RoPE: Rotary Positional Embeddings

A clean, efficient implementation of Rotary Positional Embeddings (RoPE) for transformers, with support for advanced variants like YARN scaling.

What is RoPE?

Rotary Positional Embedding (RoPE) is a modern technique for injecting positional information into transformer models. Unlike traditional absolute or relative positional embeddings, RoPE encodes position using rotations in a complex plane, providing several key advantages:

Extrapolation: Works well beyond training sequence lengths
Efficiency: No additional parameters to learn
Long-range modeling: Better at capturing long-distance dependencies
Multi-head compatibility: Naturally supports different attention patterns per head

How RoPE Works

The Core Idea

RoPE treats each attention head's embedding dimension as a complex vector in 2D space. Position information is encoded by rotating these vectors by an angle proportional to their position.

For a query/key vector pair at positions m and n, RoPE applies a rotation by angles θᵢ = m * ωᵢ and θᵢ = n * ωᵢ respectively, where ωᵢ are learned frequencies.

Mathematical Foundation

Consider a 2D vector [x₁, x₂] representing real and imaginary parts of a complex number x₁ + i x₂.

Rotation by angle θ:

[x₁', x₂'] = [x₁ cosθ - x₂ sinθ, x₁ sinθ + x₂ cosθ]

In complex notation:

(x₁ + i x₂) * e^(iθ) = (x₁ cosθ - x₂ sinθ) + i (x₁ sinθ + x₂ cosθ)

RoPE applies this to attention:

Query at position m: qᵢ ↗ e^(i m ωᵢ)
Key at position n: kᵢ ↗ e^(i n ωᵢ)
Attention becomes: ⟨q, k⟩ = Σᵢ (qᵢ kᵢ*) e^(i(m-n)ωᵢ)

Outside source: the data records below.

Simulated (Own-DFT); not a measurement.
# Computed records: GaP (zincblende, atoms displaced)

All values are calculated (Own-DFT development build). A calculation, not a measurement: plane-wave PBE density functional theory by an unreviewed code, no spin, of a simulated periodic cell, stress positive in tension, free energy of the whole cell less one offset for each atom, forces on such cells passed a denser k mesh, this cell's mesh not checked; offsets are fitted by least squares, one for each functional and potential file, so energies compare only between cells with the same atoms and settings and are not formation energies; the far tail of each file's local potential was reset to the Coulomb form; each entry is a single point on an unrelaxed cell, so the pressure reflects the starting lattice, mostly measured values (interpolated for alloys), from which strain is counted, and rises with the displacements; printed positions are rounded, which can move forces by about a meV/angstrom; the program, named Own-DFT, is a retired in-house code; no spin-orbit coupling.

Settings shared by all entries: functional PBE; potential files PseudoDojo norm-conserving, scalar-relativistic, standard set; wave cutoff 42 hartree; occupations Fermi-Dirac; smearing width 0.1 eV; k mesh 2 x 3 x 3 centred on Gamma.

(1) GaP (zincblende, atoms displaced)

The key insight: relative position encoding emerges naturally from the complex exponential!

Frequency Design

RoPE uses log-spaced frequencies to capture different granularity levels:

# Base frequencies (θ_base = 10000 is common)
ωᵢ = θ_base^(-2i/d) for i in 0, 1, ..., d/2-1

Where d is the head dimension. This creates a geometric progression of frequencies, allowing the model to attend to both fine-grained local patterns and coarse-grained global structure.

Variants

Default RoPE

Standard implementation as described in the original paper. Frequencies are fixed and work well for sequences up to ~2x training length.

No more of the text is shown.